Trust Your Instincts
/By Troy Flint
One thing you learn from parenthood is to trust your instincts, especially where your children are concerned. It’s an important lesson if, like me, you’re someone who once prided themselves on being a “rationalist” and considered “analytical” among the highest compliments. Fortunately, time, experience, and children have (belatedly) broadened my view. These days, I place a much higher value on intuition, emotion, creativity, and socialization –in my own life, but even more where my kids where concerned.

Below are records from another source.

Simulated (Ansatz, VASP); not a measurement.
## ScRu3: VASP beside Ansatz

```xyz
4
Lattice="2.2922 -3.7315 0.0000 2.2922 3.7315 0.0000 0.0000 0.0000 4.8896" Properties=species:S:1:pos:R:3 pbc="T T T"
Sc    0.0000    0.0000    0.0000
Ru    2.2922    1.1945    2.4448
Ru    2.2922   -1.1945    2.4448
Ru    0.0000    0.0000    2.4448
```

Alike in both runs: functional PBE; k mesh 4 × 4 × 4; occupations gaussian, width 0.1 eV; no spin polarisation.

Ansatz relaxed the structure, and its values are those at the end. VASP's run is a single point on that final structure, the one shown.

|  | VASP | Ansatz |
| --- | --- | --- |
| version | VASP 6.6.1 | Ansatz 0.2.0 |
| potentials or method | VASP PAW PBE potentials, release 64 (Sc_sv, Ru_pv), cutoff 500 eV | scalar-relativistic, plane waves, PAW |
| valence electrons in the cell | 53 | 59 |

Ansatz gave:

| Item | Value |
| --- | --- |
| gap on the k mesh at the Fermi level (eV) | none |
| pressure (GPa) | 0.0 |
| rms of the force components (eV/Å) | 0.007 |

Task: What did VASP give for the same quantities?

So, when I dropped my child off at preschool school one day in December, I knew something had to change. O had been attending this site for about a month on a modified schedule. Only recently had she started full-time, so this was my first opportunity to take her to the new school. We had chosen this preschool on the advice of a friend who recommended it highly. It’s a sought-after school in an affluent area (not ours) and the residents are apparently pretty protective of their local “gem.” When my wife picked up our daughter on her very first day, some of the mothers asked oh so innocently, “Do you live in this neighborhood?” That was the first red flag, but weeks had passed and I’d mostly forgotten about it.
When we arrived at school that day, I was in danger of running late for a meeting. Still, I felt the need to hang back and observe after I escorted O to the playground, so I went back in the building and watched from a classroom window. No one greeted O when she came on to the playground and she was standing there off to the side of some of the other girls looking lost. No engagement with the other children or with the teachers, who had all the attentiveness and enthusiasm of drug store security guards. Seeing my baby isolated and looking confused and alone had me seething with a mix of anger and despair. I wanted to rush out to the playground and take her home. But wanting to let O find her own way (and for fear of being a Dad-zilla), I restrained myself and watched with silent fury from the shadows for another 10 minutes. I was late for work, but it was worth it for one of the most valuable 10 minutes of my life.
When I got home that day, I told my wife I didn’t think the school was going to work. She had the same feeling and although distressed that O wasn’t fitting in at this school, almost seemed relieved that I had independently arrived at the same conclusion. We had talked about how the teachers seemed distant and unwelcoming. We had noticed the sudden introduction of imaginary friends that seemed to consume much of her time. The sleeping in. The procrastination when it as time to get ready for school. What I’d seen earlier that day tied it all together and confirmed our worst fears.
It didn’t help my state of mind to reflect that O was the only non-white student in the class. Whether or not that was related to her treatment at the school, I couldn’t risk her internalizing that her difference was the reason for being treated less than. One thing I know now (and wished I’d realized in my youth) is that a healthy psyche is far more important than school prestige and academic rigor. And I care A LOT about academic rigor, but it’s not the altar on which I’ll sacrifice my daughter’s confidence and self-esteem.
The decision was made at that point. I dropped O off every other day that week. Stayed and watched just to make sure that first day wasn’t a fluke. It wasn’t and the search for a new school began. About a month ago, we found a new preschool. It’s clear on the other side of the town in a neighborhood that’s rarely visited by the families at the old school, A.K.A, The Sunken Place. No one asks what neighborhood we’re from. There is an arts-based curriculum. The teachers exhibit love, care, and concern. O has made some great new friends and the imaginary ones have mostly exited stage left. She has a bounce in her step on the way to school and we have peace of mind on the way to work. There’s never been better confirmation of my evolving approach to life and parenthood.